RFC Fedora 23 Change idea

Stephen Gallagher sgallagh at redhat.com
Tue May 26 13:58:36 UTC 2015


On Mon, 2015-05-25 at 18:44 -0500, Dennis Gilmore wrote:
> Hi all,
> 
> I was thinking today that for Fedora 23 it would really cool to 
> deliver a NAS 
> version of Fedora 23. I could see it being delivered in 2 formats. 
> 
> 1 an atomic based disk image. it could be preinstalled, you dd the 
> image onto 
> a disk or a usb stick plug it in and boot, you could use initial
> -setup to set 
> a root password, set timezone etc, then use cockpit to manage and 
> configure.  
> my thought here is that you could use a mirco-atx system with 4 or 6 
> sata 
> ports and you use all the disks for data and boot and run the system 
> from a 
> small piece of media, 16 or 32G usb stick for instance. or even a 
> beaglebone 
> black or similar arm based device with a attached usb disk 
> 
> 2 as a option you can select on a regular install. 
> 
> The roles would be iscsi( or some other block device), nfs, smb/cifs. 
> all 
> managed and configured using cockpit, a user could carve up the 
> attached disk, 
> be able to alloacte nfs or smb/cifs or export some raw space as a 
> block 
> device, for use in vms etc.
> 
> I know it is a pretty rough outline but figured I would get something 
> out and 
> some discussion to see if what others thought.  I think especially 
> the atomic 
> version could be really useful. a very simple way to get some storage 
> up and 
> running and use and keep it updated. especially long term, since 
> going from 
> Fedora 23 to 24 should be a simple atomic update.

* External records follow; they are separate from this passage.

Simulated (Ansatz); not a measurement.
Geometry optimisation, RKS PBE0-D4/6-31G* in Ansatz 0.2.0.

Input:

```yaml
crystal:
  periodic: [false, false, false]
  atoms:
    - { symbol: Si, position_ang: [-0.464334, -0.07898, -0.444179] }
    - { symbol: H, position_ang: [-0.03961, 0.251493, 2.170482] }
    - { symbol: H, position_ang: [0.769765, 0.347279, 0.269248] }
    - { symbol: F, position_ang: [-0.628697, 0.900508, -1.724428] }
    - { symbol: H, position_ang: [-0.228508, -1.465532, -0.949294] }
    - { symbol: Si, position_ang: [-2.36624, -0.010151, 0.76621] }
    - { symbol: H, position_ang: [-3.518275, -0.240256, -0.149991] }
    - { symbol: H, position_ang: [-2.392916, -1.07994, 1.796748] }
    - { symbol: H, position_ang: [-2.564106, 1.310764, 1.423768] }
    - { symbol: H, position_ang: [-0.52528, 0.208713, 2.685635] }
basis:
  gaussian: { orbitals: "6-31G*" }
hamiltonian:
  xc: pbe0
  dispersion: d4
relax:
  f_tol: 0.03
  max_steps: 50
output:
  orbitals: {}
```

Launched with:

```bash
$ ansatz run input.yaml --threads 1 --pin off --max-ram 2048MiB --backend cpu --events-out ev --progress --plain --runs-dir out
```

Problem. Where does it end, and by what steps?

The atomic-based one is an interesting idea, but it's a pretty crowded
space. For example, I've got a Synology D214 at home that is basically
this exact idea in a relatively cheap (and low-power) case. It's even
built atop Linux and open-source[1] (though the UI is not).

So I'm not sure it's necessarily a good use of our effort to move into
a space that already has a strong player (at least for F23). I do
however think that there is a lot to be gained by building up a
powerful user experience for doing file-sharing in Fedora Server. I'm
not sure we want to tackle all of the possibilities at once though; it
might be prudent to hit at most one or two of the most valuable ones
first. In my mind, that would be SMB and/or NFS for the first pass.
(And unless we have a lot of people excited about working on it, we
should really pick just one; probably SMB).

One thing we can and should do with Fedora Server is tie the access
-control and authorization decisions in with our domain controller
role. I think we can make it possible to set up simple
username/password-based shares, but managing authorization decisions
using FreeIPA HBAC (and possibly AD GPO down the road, but not for the
first pass) would be very valuable.

If we choose to work on NFS, we should set up a simple mechanism to
accommodate two popular uses:
 * Kerberized NFSv4 working with the domain controller
 * NFS home-directories

If we choose to work on SMB, we need to make sure that we can
interoperate cleanly with Active Directory domains as well as FreeIPA
-Active Directory cross-realm trusts.

So let's discuss this at length during the meeting today.